A mid-qualified rate is the middle tier of processing fees under a tiered pricing model used by some credit card processors. In this pricing structure, every transaction is classified into one of three tiers—qualified (lowest rate), mid-qualified (middle rate), or non-qualified (highest rate)—based on criteria set by the processor. The mid-qualified rate falls between the most favorable and least favorable tiers, and in 2026, it remains one of the most misunderstood and costly aspects of tiered pricing for merchants who are on this type of plan.

What Triggers a Mid-Qualified Rate

Transactions are typically classified as mid-qualified when they meet some but not all of the criteria for the lowest qualified rate. Common triggers for mid-qualified classification include the use of rewards credit cards, which carry higher interchange fees than standard cards; manually keyed-in transactions where the card is not physically present; card-not-present transactions processed through a virtual terminal or MOTO system; and transactions where address verification (AVS) data is not provided.

The specific criteria that determine whether a transaction is classified as mid-qualified versus qualified or non-qualified vary from processor to processor and are often defined in the fine print of the merchant agreement. This lack of standardization is one of the key problems with tiered pricing—merchants cannot easily predict which transactions will fall into which tier, making it difficult to forecast processing costs accurately.

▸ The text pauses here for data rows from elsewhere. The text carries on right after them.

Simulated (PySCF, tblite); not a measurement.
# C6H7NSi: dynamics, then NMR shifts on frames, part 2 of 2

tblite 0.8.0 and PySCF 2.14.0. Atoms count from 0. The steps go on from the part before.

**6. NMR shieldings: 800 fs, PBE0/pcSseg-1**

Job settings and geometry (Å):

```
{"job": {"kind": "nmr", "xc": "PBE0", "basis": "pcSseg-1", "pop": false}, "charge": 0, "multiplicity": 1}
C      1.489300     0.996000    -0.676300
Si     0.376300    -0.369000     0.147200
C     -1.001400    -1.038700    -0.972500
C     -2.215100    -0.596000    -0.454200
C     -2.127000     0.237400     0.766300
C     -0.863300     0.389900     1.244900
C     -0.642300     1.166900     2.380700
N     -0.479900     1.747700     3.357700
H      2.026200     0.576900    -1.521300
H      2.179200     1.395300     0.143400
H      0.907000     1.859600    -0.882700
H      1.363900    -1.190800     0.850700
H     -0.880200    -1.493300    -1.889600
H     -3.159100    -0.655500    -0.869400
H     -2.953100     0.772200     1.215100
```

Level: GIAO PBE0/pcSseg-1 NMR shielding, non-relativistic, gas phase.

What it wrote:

How Mid-Qualified Rates Affect Your Costs

The financial impact of mid-qualified rates can be significant. While a processor may advertise an attractive qualified rate of 1.59% to 1.79%, the mid-qualified rate is typically 0.50% to 1.50% higher. For a business processing $30,000 per month where 40% of transactions fall into the mid-qualified tier, the additional cost from the mid-qualified surcharge alone could amount to $60 to $180 per month, or $720 to $2,160 per year, above what the merchant might have expected based on the advertised qualified rate.

The problem is compounded by the growing prevalence of rewards cards. In 2026, the vast majority of consumer credit cards issued by major banks include some form of rewards program—cashback, travel points, or other incentives. This means that a large percentage of the cards your customers use will trigger mid-qualified or non-qualified rates under a tiered pricing plan, regardless of how properly you process the transaction. The “qualified” rate that attracted you to the processor may apply to only a small fraction of your actual transactions.

Why Interchange-Plus Pricing Is Better

The existence of mid-qualified rates is unique to tiered pricing and does not apply under other pricing models. With interchange-plus pricing, there are no qualified, mid-qualified, or non-qualified tiers. Instead, you pay the actual interchange fee set by the card network for each specific transaction, plus a transparent, fixed markup from your processor. This means you always know exactly what the card network is charging and what your processor is adding on top, giving you full visibility into your costs.

If your business is currently on a tiered pricing plan and you are seeing a significant number of mid-qualified transactions on your monthly statement, switching to interchange-plus pricing is likely the single most effective step you can take to reduce your processing costs. Many reputable merchant account providers offer interchange-plus pricing, and the switch can often result in savings of 20% to 40% on monthly processing fees. When comparing processors, always ask for an interchange-plus quote and avoid processors that only offer tiered pricing, as tiered models inherently lack the transparency needed for merchants to control their costs effectively.